For signal-contingent designs with random intervals, the script should randomly generate an amount of time that falls within a specific range of interval lengths.
maxInterval = (((((parseInt(currentMaxHour) – parseInt(currentMinHour))*60) + parseInt(currentMaxMinute) –
parseInt(currentMinMinute))*60)*1000);
interval1 = (parseInt(nightlyLag) + parseInt(Y))*1000) + ((parseInt(86400)*parseInt(i))*1000));
interval2 = (interval1 + ((parseInt(Math.round(Math.random()*Y)+Z))*1000));
interval3 = (interval2 + ((parseInt(Math.round(Math.random()*Y)+Z))*1000));
…
intervalX = (intervalX-1 + ((parseInt(Math.round(Math.random()*Y)+Z))*1000));
dinnerInterval = parseInt(currentLag) + parseInt(maxInterval) + (parseInt(86400000)*parseInt(i));
where
X is the number of notifications scheduled for each day
Z is the minimum amount of time in seconds that should elapse between intervals
Y is the additional time in seconds that should elapse between intervals to equal the maximum amount of time that should elapse between intervals
(i.e., Y + Z = maximum amount of time between two notifications).
Y is multiplied by a randomly generated decimal to make the notifications random.
For example, if you decide that the minimum amount of time that should elapse between notifications is one hour and the maximum amount of time that should elapse
between notifications is two hours, then both Y and Z should equal 3600.
For signal-contingent designs with fixed intervals, the script should add a predetermined amount of time to the previous lengths.

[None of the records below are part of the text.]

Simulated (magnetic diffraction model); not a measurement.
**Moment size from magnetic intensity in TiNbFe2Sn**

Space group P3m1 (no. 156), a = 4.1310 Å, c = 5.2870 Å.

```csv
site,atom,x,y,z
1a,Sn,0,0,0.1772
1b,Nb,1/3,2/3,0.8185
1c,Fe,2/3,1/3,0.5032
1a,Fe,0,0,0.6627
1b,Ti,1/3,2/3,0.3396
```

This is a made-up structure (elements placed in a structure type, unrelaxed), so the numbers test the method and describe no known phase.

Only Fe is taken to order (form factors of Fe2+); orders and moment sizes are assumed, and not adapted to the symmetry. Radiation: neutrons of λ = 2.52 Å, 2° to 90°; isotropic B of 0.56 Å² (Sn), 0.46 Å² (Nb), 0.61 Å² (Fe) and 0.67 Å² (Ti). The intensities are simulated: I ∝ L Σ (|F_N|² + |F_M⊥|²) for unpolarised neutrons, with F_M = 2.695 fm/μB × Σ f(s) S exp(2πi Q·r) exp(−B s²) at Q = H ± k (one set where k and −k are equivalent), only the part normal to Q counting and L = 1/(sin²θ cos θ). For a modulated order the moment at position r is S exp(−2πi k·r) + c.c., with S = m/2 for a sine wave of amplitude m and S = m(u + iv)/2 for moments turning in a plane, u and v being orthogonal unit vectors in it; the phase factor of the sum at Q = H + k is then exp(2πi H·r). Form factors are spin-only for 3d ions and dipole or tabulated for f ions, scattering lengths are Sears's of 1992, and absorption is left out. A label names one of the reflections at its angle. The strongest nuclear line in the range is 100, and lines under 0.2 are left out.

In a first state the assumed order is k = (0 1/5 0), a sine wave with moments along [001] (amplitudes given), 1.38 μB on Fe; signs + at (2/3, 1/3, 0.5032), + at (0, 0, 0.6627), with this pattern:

interval1 = (parseInt(nightlyLag) + ((parseInt(Math.round(Math.random()*Y)+Z))*1000) + ((parseInt(86400)*parseInt(i))*1000));
interval2 = ((interval1 + parseInt(Y))*1000);
interval3 = ((interval2 + parseInt(Y))*1000);
…
intervalX = ((intervalX-1 + parseInt(Y))*1000);
where
X is the number of notifications for the day
Y is the predetermined interval of time in seconds between signals (e.g., 2 hours between each signal would be 7200 seconds).
If you choose not to allow the daily data collection period to vary depending on the day of the week, they can take advantage of the repeat property and have
the notifications repeat daily, thus reducing the number of notifications that need to be scheduled.
For interval-contingent designs, you should customize the signals to particular daily activities, such as 1 hour after waking up, during lunch, after dinner, or before bed, depending on the phenomenon that you are interested in. Add these questions to your participant setup questions. Then you simply need to calculate the time between setup and these various times of interest using algorithms similar to the ones presented above. Once these intervals are calculated, they need to be added to the setup time. You can then take advantage of the repeat property and schedule the notifications to repeat daily.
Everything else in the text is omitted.